For a Jewish musician, singing about freedom in a concert being held close to Passover is a no-brainer.

For Peri Smilow, singing songs of liberation with an African-American Baptist choir seems equally appropriate.

On Saturday evening, March 31, the singer, songwriter, educator, and community organizer will appear at Temple Shalom in Aberdeen in a concert that will also feature the synagogue’s adult and junior choirs and the choir of the New Light Baptist Church in Cliffwood.

Smilow — who has released several CDs and has toured throughout the United States, Canada, England, and Israel — is renowned for her ability to transmit Jewish concepts through music.

The concert at Temple Shalom — Freedom Music of Passover and the Civil Rights Movement — is part of Smilow’s Freedom Music Project, whose aim is to bring together people with a shared history of oppression.

“Peri is a good friend of mine and one of my favorite Jewish musicians,” said Cantor Leon Sher, who has been directing the temple’s choir in preparation for the concert, along with regular director Pam Momyer. “Her words and songs bring a lot of ruach [spirit] to our choirs. We have started doing some of Peri’s music during our services, and people are loving it.”

Smilow’s determination to bring blacks and Jews together through music is linked to her own family’s commitment to the Civil Rights movement. A South Orange resident who spent most of her childhood in East Brunswick, she lived in New Orleans in the early ’60s, when she was a small child. Smilow said her parents were appalled by the segregation and racism they witnessed.

“My awareness of the differences between whites and blacks in this country began early,” she said in a phone interview with NJJN. She said she even remembers her parents’ insisting that she drink from “colored only” water fountains.

Later, in New Jersey, her parents volunteered as “testers” for black families who were told that houses they were interested in were no longer on the market. If a tester was invited to see a house, Smilow explained, the sellers’ bigotry was exposed.

About a dozen years ago, while living in Boston, Smilow served as chair of an annual black-Jewish seder being held that year at one of the largest black churches in New England. After the church’s minister had dinner in her home, she said, “he thanked me profusely and said something surprising, that in almost 20 years as a pastor in Boston he had never before been invited to a white person’s home.”
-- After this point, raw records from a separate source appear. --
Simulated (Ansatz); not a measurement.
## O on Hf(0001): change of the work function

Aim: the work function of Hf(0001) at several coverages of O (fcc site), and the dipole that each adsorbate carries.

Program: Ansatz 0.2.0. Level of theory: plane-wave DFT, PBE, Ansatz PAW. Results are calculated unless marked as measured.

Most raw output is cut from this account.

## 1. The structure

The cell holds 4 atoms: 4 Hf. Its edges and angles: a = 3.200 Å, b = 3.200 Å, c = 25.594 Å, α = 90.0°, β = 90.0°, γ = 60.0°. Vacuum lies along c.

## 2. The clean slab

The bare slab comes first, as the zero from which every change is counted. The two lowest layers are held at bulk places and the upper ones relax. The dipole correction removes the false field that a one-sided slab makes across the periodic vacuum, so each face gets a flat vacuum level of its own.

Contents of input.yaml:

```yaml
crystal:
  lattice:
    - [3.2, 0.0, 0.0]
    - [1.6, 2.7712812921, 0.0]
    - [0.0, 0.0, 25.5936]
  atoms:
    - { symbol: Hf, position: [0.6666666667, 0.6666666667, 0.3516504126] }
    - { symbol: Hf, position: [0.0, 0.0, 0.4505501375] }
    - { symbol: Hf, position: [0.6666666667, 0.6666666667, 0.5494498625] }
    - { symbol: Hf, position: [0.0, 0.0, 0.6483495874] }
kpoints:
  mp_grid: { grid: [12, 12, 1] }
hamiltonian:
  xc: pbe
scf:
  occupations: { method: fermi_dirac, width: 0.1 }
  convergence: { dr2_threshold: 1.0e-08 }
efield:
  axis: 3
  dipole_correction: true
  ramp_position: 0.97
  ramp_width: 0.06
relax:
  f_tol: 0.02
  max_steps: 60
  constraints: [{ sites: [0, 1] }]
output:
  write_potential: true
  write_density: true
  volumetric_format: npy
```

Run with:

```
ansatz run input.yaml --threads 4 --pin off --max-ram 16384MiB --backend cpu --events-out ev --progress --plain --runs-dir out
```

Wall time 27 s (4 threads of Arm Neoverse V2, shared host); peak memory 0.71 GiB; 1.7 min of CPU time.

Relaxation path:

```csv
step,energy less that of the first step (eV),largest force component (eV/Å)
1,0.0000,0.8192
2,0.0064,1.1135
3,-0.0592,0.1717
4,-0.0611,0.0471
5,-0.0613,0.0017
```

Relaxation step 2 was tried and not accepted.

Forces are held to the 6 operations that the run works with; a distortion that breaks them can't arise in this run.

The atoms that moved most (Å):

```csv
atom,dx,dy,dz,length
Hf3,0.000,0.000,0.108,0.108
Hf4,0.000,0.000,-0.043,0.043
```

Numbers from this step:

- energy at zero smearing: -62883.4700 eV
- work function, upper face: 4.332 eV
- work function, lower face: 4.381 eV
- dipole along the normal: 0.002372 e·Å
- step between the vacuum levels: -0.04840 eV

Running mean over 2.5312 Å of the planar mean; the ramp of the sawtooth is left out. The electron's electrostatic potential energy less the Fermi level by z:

The two collaborated on a presentation at that seder, which drew about 900 community members — half of them black, half Jewish. From that encounter came her album Peri Smilow and the Freedom Music Project, exploring the cultural and musical traditions of Jews and African-Americans.

Although the project’s original group has since disbanded, its central goals — “to bring our communities together along the common theme of music and using music for change” — haven’t changed.

When Smilow serves as musician-in-residence in communities with a Jewish and black population, she said, she provides “the music, support, and relationship for them to create an event together.”

In the case of Temple Shalom and New Light Baptist Church, however, Smilow is building on an existing relationship. Deacon Michael Wells, the church’s choir director, said the two houses of worship have jointly sponsored interfaith gatherings for the last several years, always having “a fun time.” He said his choir will perform several songs in English and Hebrew.

“We really find out the make-up of someone when we worship with them, and we have found out we are not too different,” said Wells. Singing and praying together, he said, “has brought us to a greater fellowship with one another.”